The basic concept of combining food and flame likely began soon after humans discovered fire. And just as cultures evolved and became diverse, so did culinary methods, reflecting differences in region, tradition and personal taste. In fact, some enthusiasts' opinions on barbecue are seared as deeply as their beliefs in politics or religion. Each camp stands firmly behind its interpretation of how to heat meat.
Despite the simplicity of that act, people find much to disagree about in the details: gas, charcoal (hardwood lumps or briquettes) or wood; pork, beef, poultry or fish; rub, sauce (vinegar or tomato-base) or marinade; low and slow or hot and fast — the list goes on and on.
Even the word barbecue is embroiled in controversy: It's used as a noun, a verb and an adjective in variations such as barbeque, BBQ, Bar-B-Q, Barbie and Q. Although the story of its origin is not certain, it most likely comes from the Spanish word barbacoa or the Caribbean barabicu, a rack made of green wood used to suspend food above a smoking fire. Initially, smoke was generated to repel insects and critters and to deter decay while meat dried in the sun for preservation. But people soon discovered that the slow-smoke process added flavor and helped to tenderize tougher cuts of meat.

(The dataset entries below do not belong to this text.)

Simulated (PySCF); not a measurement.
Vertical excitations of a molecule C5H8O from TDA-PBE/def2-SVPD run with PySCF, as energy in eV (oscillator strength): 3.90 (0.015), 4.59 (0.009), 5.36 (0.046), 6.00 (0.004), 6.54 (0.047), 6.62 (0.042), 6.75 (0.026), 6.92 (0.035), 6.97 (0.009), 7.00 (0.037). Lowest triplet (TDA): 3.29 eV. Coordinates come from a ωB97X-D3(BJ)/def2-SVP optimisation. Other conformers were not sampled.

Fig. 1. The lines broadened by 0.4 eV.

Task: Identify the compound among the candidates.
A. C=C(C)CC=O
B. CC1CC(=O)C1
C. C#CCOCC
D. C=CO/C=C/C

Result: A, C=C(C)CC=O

For centuries barbecue fuel was wood or chunks of charred wood, until 1897, when Pennsylvania chemist Ellsworth Zwoyer filed a patent for manufactured briquettes. The pillow-shape composites were made of charred wood and other dry ingredients that were ground and mixed with a binder and then compressed into small blocks. During the early 1920s, Henry Ford (seeking a productive use for the mounting pile of wood scraps at his Model-T plant) set up his own briquette factory. The resourceful automaker delegated his new operation to E.G. Kingsford, a name that we associate with charcoal briquettes to this day.
Another stride forward in the background of barbecue is the grill itself. For home cookouts, the backyard grill (made of brick or stone) became popular during the mid-1900s. With the post-WWII migration to the suburbs, a more compact, portable alternative, the brazier grill, became the next hot item. In 1952 welder George Stephen (a frequent backyard chef) sought to improve the open-style grills. He welded legs to the bottom of a buoy form and shaped a lid to go on top. With the addition of a handle and some adjustable air ports, the Weber Kettle was born.
Outdoor cooking evolved again during the 1960s: In a quest to boost sales of natural gas, the Arkansas Louisiana Gas Co. designed a gas-fueled grill. Although charcoal aficionados contend that their fuel is best, the speed and convenience of gas cooking has won many fans.
Across the country, custom and culture have determined the meanings of barbecue and separated the Qs from the grills. In Texas, where beef reigns, the menu is brisket or steak. In the Southeast, where wild pigs were once the meat mainstay, pork (ribs and roasts) is king. Memphis and Kansas City both claim to be the barbecue capital of the world. Here in the North, we grill; but when we gather to grill, we call the event a barbecue. Each outdoor-cooking tradition runs deep, and though differences in the approach may spark disagreements, the result — a tasty meal — ultimately brings us together.
Wind, rain and cold are obstacles to open-grill cooking. To overcome these challenges and provide adjustable airflow for regulating heat, George Stephen, a shop welder for Weber Brothers Metal Works, fashioned the now-famous kettle grill in 1952 (shown in the photo above).